I really want to be encouraged about 2016 after reading Jonah Goldberg’s latest. But I fear that we live in a make believe world that may undercut Goldberg’s assumption.

In the Hillary Fascination, Jonah Goldberg argues that the Republicans ought not worry about Hillary Clinton in 2016.

The simple fact, by my lights at least, is that Hillary Clinton is not a compelling personality in her own right. Even Bill Clinton’s harshest critics have to concede that he was a masterful politician, a jazz impresario mixing deep insights, policy minutiae, and folksy cornpone peppered with compelling half-truths and daring outright lies. Barack Obama isn’t nearly as gifted as Bill was on the stump or in the backrooms, but the man has political talent. Hillary’s a very solid policy wonk, but the only thing that makes her a rock star is that people keep calling her one.

The same goes for her career. Quick: What has the woman done? As a lawyer, what important cases did she win? As a first lady, her only major “accomplishment” was a failed health-care-reform scheme that didn’t even get a vote in the Senate. As a carpetbagging senator from New York, what historic legislation did she shepherd? Most of her party, including the president, repudiates her vote for the Iraq War. Pretty much the only thing her biggest supporters can tout about her tenure as secretary of state is that she “traveled a million miles,” which strikes me as the ultimate triumph of quantity over quality (particularly given the hot mess that is American foreign policy).

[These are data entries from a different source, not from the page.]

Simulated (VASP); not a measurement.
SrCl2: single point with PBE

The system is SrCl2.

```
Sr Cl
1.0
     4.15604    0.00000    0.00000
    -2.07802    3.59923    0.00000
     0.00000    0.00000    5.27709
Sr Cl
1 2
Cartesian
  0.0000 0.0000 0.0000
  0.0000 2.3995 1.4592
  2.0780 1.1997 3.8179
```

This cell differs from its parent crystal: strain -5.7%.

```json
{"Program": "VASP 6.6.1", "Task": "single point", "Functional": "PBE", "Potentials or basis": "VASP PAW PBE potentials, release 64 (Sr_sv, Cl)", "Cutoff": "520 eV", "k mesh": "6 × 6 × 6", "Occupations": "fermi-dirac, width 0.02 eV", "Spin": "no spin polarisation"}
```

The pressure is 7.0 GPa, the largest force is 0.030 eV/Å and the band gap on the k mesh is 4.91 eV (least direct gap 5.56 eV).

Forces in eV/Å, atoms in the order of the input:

Goldberg sums up his argument: “Candidates matter,” and, indeed, they do.

Goldberg made me feel really good. He’s right on all counts. Hillary has no real accomplishments. Surely if substance means anything, Paul Ryan or Chris Christie would beat her handily in the general election.

But …

But was Obama really a more compelling candidate? He was certainly a more compelling candidate to a certain subset of voters; that subset being overly represented in the mainstream media.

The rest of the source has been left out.